It is difficult to understand without seeing the actual figure. If you could attach a copy of it, that would be helpful. To attach a figure, click the "Go Advanced" button below, then click the paper clip icon just to the right of the smiley-face icon.
 
  • #3
Ok Here is an image:
Elevation-of-simple-reciprocating-steam-engine.jpg


I also have a question about when I am calculating the rotaitonal KE of the rod. Does it rotate around an axis through its centre, or the axis where it connects to the piston?
 
  • #4
Well, I'm still perplexed by this one. Have you posted all the given information? Copying the problem statement exactly, word-for-word, is generally a good idea.

To answer two of your questions: the work done by the piston in one cycle is not zero if there is any net heat either added or taken away during a cycle. As for the KE of the rod, you can calculate the total KE as rotational KE about the center-of-mass, plus the translational KE of the center-of-mass. Since the end point is not actually fixed in place, I would not use it as a reference point for the rotation.

Meanwhile, I have asked some of our designated "Homework Helpers" if they have any ideas.
 
  • #5
I guess I should have been more specific. I meant, is there any work done in moving the mass of the piston back and forth. Not turning the wheel or accelerating the engine, just moving the piston.

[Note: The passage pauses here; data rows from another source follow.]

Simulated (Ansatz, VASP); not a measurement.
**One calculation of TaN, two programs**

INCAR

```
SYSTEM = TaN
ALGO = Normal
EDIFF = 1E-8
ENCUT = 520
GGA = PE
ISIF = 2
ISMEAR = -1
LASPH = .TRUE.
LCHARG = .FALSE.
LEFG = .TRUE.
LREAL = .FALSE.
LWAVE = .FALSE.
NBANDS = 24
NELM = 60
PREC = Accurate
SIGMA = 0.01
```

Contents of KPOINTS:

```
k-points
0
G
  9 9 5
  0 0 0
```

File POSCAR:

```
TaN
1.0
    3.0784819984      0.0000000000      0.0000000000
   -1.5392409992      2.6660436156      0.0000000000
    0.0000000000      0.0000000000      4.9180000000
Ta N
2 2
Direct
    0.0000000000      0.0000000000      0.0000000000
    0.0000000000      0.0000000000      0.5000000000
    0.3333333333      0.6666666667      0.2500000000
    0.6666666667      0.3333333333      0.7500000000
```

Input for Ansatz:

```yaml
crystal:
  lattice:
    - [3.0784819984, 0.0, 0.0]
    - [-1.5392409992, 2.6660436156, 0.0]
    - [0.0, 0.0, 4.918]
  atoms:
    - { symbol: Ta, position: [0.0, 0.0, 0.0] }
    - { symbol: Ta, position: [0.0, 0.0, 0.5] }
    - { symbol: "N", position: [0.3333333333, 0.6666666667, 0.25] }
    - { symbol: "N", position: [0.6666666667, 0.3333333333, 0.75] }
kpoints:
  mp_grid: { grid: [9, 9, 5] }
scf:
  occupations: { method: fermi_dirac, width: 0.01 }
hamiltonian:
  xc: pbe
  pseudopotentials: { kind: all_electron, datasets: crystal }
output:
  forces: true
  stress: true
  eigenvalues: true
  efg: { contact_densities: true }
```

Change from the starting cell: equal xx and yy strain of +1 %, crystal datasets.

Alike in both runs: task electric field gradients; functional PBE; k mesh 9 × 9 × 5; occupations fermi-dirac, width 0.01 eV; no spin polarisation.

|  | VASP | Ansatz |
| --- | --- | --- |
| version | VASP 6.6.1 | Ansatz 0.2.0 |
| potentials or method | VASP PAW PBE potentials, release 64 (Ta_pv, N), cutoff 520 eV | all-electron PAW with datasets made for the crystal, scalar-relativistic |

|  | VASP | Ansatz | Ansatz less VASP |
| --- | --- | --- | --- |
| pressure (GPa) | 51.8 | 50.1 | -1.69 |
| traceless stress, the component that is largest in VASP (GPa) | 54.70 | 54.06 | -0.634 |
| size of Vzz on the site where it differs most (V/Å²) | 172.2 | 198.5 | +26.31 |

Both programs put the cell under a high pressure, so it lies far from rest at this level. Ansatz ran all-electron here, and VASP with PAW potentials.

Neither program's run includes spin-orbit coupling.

And as to the other part, Is there a reason why it would be better to use the CM of the rod as the zero point? It too is moving, so why is it not better to choose the lesser of two evils and use the rotation around the piston joint instead.
 
  • #6
I think that your initial calculation is correct. Think about it this way: each cycle, the piston supplies 4kJ of new energy, yet the flywheel's speed never increases. This means that the constant torque must be draining 4 kJ every cycle. If it drained any more or less, the flywheel would be rotating faster or slower than 350 rpm at the start of the next cycle.

Jrak11 said:
I guess I should have been more specific. I meant, is there any work done in moving the mass of the piston back and forth. Not turning the wheel or accelerating the engine, just moving the piston.

Yes, the gas does positive work when pushing the piston forwards. However, it also does negative work when the rod pushes the piston backwards and compresses the gas. The sum of the positive work done during expansion and the negative work done during compression is 4kJ.
And as to the other part, Is there a reason why it would be better to use the CM of the rod as the zero point? It too is moving, so why is it not better to choose the lesser of two evils and use the rotation around the piston joint instead.

(You don't need to do this for the question; I'm just responding to clear up any misconceptions.)

You could, and that would give you the rotational energy with respect to that point. However, how do you plan on calculating kinetic energy? If you choose the CM as the reference point, kinetic energy is just 1/2*mv^2, where m is the mass of the entire rod and v is the speed of that point. This is not true for any other point.
 
  • #7
By the way, I assumed that the constant torque was done by an external force on the flywheel, and not by the rod on the flywheel. Is this assumption right?
 
  • #8
Indeed that is correct.
I realized to calculate the energy in the Rod at any point If i was to use the center of mass I would need its horizontal KE, vertical KE and rotational KE.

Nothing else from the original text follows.